The royal couple were in high spirits as they touched down at Bordeaux-Merignac Airport, ahead of a jam-packed schedule that saw them enjoy an electric tram ride and a taste of organic red wine.
They also attended a reception on the flight deck of HMS Iron Duke, before visiting a festival-style event in the main square and visiting an experimental forest to learn how it is recording the effects of climate change.
Arriving at 12.45pm, they were greeted by French minister of defence, Monsieur Sebastien Lecornu, and taken to the Hotel de Ville, or city hall, one of its most iconic locations.
Wearing a turquoise Anna Valentine coat dress with the late Elizabeth II’s diamond brooch, Camilla was seen smiling as she greeted crowds of well-wishers who had gathered outside and accepted a bouquet of flowers.
Locals were seen waving French and Union Jack flags while many shouted “God Save The King”. Famous for its wine, Bordeaux is also home to around 39,000 Britons and is twinned with Bristol.
The royal couple then met the mayor of Bristol Marvin Rees and his Bordeaux counterpart Pierre Hurmic before being shown a memorandum of understanding between the two cities.
Inside, they viewed an exhibition of photos from the King’s last visit in 1977, as well as memorabilia and pictures from Elizabeth II’s state visit in 1992.

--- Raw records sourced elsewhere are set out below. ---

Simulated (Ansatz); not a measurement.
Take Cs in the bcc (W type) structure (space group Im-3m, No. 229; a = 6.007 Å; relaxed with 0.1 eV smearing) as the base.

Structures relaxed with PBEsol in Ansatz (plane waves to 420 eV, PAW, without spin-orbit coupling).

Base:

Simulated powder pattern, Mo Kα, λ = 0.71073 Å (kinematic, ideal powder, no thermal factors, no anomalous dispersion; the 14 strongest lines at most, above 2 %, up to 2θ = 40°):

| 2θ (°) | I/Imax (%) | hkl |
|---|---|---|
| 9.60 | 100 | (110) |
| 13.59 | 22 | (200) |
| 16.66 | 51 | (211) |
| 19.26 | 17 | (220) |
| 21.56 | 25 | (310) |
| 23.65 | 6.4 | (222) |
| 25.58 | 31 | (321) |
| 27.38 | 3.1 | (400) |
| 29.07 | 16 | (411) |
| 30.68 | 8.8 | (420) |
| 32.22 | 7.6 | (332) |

After signing the town hall’s guest book, they were taken to the garden to plant a loquat leaf oak tree, with Charles giggling as Camilla poured water on the plant, before praising “very good”.
A drinks reception aboard a Royal Navy Type 23 Frigate followed to highlight the defence ties between the two countries, with foreign secretary James Cleverly and his wife also in attendance.
As they crossed the gangway, a 35-person band of the Royal Marines played while the Royal Standard was raised on board.
Accepting a glass of Pimms, the King was seen mingling with guests that included an array of French officials, representatives of the British and French armed forces and various sports and business people.
While posing for a photograph at the back of the ship, the King donned his sunglasses to watch a flypast, which saw two French Rafales soar past.
The HMS Iron Duke sailed from London to Bordeaux on Tuesday and is expected to return this weekend. In 2008, Prince William spent several weeks aboard the boat as part of his two-month attachment with the Royal Navy.
After boarding an electric tram, Charles and Camilla wandered around the Place de la Bourse to visit a festival celebrating the best of French and British local produce.
The King was even seen enjoying a glass of whiskey, made from his own barley, as well as a glass of organically made red wine while talking with stall owners.
They parted ways for a short period during the late afternoon, with the King visiting an experimental forest while the Queen visited a charity before they reconvened at a sustainable vineyard.
The royal couple’s trip started on Wednesday with a ceremony at Arc de Triomphe in Paris and a lavish state dinner at the Palace of Versailles attended by Sir Mick Jagger and Hugh Grant.
Both said they were “enormously touched” to be given a “magnificent welcome” after their initial trip in March was postponed due to riots.
On the second day of their state visit, the Queen and the French first lady, Brigitte Macron, launched a new Franco-British literary prize and the Bibliotheque Nationale de France, before bonding over a hilarious game of table tennis.
The couple also visited a Paris flower market named after the late Queen and met with athletes ahead of Paris hosting the Olympics next summer.
A presentation was held at Notre Dame to review the ongoing renovation work, with the King stating he had been “utterly appalled by the scenes of such devastation following the catastrophic fire”.
In a historic Senate address to round off the day, he vowed that the UK will “always be one of France’s closest allies and best friends” in an impressive speech which saw him flit between English and fluent French.
His address, in which he branded global warming “our most existential challenge”, saw him receive a lengthy standing ovation from French lawmakers.